By Santiago Pérez 

MEXICO CITY -- Mexican authorities are willing to discuss ways for the U.S. to reduce its trade deficits under the North American Free Trade Agreement as long as they don't threaten to curb Mexico's ability to export, the country's economy minister said.

The Trump administration made no mention of tariffs or other trade barriers when it set out its objectives for renegotiating Nafta. But topping the wish list was cutting U.S. trade deficits with Mexico and Canada, an approach that has been criticized on grounds that trade policy isn't the cause of the deficits.

"I'm not going to go and argue about whether it's right or wrong to define trade deficits as a goal, that's not my role in the U.S.," Mexico's Economy Minister Ildefonso Guajardo said in an interview.

"We don't rule out the possibility of reviewing the trade balance among the partners of North America as long as any solution we propose is through expanded trade, not restrictions on trade," he added.

The U.S.-trained economist said Mexico's recent opening of its energy industry to foreign investment is a case in point. Pipelines are being built across the U.S.-Mexico border and Mexico is buying increasing amounts of U.S. natural gas. Foreign oil firms arriving in Mexico will need to buy imported equipment and machinery.

Carla Hills, the former U.S. trade representative who signed the original Nafta in the mid-1990s, said the broad U.S. objective to update the treaty were reasonable. John Melle, the assistant U.S. trade representative for the Western Hemisphere who will serve as chief negotiator for the Nafta talks, will have to balance the economics and politics involved in trade deals. "I have a trade deficit with my grocer, and a surplus with my company, which pays me," Ms. Hills said. "I'd like to keep it that way."

The U.S. had a $63 billion deficit with Mexico in goods trade last year. But the services sector, where Mexico runs a $10 billion deficit, must also be considered, Mr. Guajardo said.

Adding e-commerce and energy provisions to the pact could help the U.S. narrow its trade gap, Mr. Guajardo added. Their inclusion, along with an update to intellectual-property rules, could bolster U.S. private-sector support for the Trump administration's efforts to overhaul Nafta, said Jaime Zabludovsky, a member of the Mexican team that negotiated the original trade deal.

Concerns that renegotiation could hurt Mexico's export-dependent industries have eased in recent months, helping the peso reach a 14-month high against the U.S. dollar, as bilateral relations have warmed after a rocky start under the Trump administration.

A compromise agreement in June on Mexican sugar exports to the U.S. showed the two sides understand Nafta's complexity and commercial dynamics, Mr. Guajardo said.

"It was the first agreement that the Trump administration closed with a foreign government regarding a conflict over trade practices," he said. The sugar talks helped officials such as himself and U.S. Commerce Secretary Wilbur Ross to get to know each other.

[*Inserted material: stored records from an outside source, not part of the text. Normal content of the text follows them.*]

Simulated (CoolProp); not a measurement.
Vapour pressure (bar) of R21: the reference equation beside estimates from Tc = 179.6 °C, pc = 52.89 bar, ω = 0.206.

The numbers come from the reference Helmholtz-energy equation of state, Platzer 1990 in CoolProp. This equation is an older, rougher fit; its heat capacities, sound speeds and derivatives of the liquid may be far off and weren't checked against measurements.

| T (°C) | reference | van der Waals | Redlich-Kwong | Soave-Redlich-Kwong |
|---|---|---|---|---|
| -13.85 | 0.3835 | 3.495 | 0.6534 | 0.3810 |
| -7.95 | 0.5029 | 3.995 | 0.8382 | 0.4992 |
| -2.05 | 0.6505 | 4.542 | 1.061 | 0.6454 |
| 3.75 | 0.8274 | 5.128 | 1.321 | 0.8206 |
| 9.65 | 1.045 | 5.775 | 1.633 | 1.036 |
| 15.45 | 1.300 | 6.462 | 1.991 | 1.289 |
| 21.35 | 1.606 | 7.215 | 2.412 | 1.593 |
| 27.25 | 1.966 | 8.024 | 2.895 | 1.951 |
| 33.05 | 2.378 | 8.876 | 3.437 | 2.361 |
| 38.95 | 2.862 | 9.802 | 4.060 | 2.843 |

"The most important capital in a negotiation is the credibility of the negotiators," Mr. Guajardo said. "In the case of sugar we found that."

Mexico's private sector has also been lobbying U.S. policymakers to convince them of the benefits of Nafta, seeking support among U.S. governors, lawmakers and mayors, particularly in states that rely on trade with Mexico.

"We have made progress in countering some points of the protectionist rhetoric," said Moisés Kalach, a businessman who leads the effort. He put together a team of some 50 experts to prepare possible responses to different scenarios the U.S. might pursue.

Mexico is open to reviewing rules of origin, which determine how much content of goods has to come from within the region to enjoy tariff-free benefits of the pact, Mr. Guajardo said.

But revising rules of origin for thousands of products is detailed work. "We need to see what's happened in regional trade over the past 20 years. China and Vietnam weren't players back then, and some goods are no longer made in North America," said Mr. Zabludovsky, who is currently advising Mexican companies over Nafta's renegotiation.

The timing of the talks -- which officials on both sides hope to complete by year-end -- is a challenge, with Mexico holding presidential elections and the U.S. midterm elections next year.

"In a way, incentives have aligned," Mr. Guajardo said. The first round of negotiations will take place in mid-August in Washington.

A bone of contention could be the U.S. goal of eliminating Chapter 19 of Nafta, a mechanism for challenging antidumping duties imposed by governments to protect domestic industries or sectors.

The removal of dispute-settlement mechanisms could affect U.S., Mexican and Canadians exporters alike, Mr Guajardo said. "We need to take care to preserve something that has been positive," he added.

--Juan Montes and Robbie Whelan contributed to this article.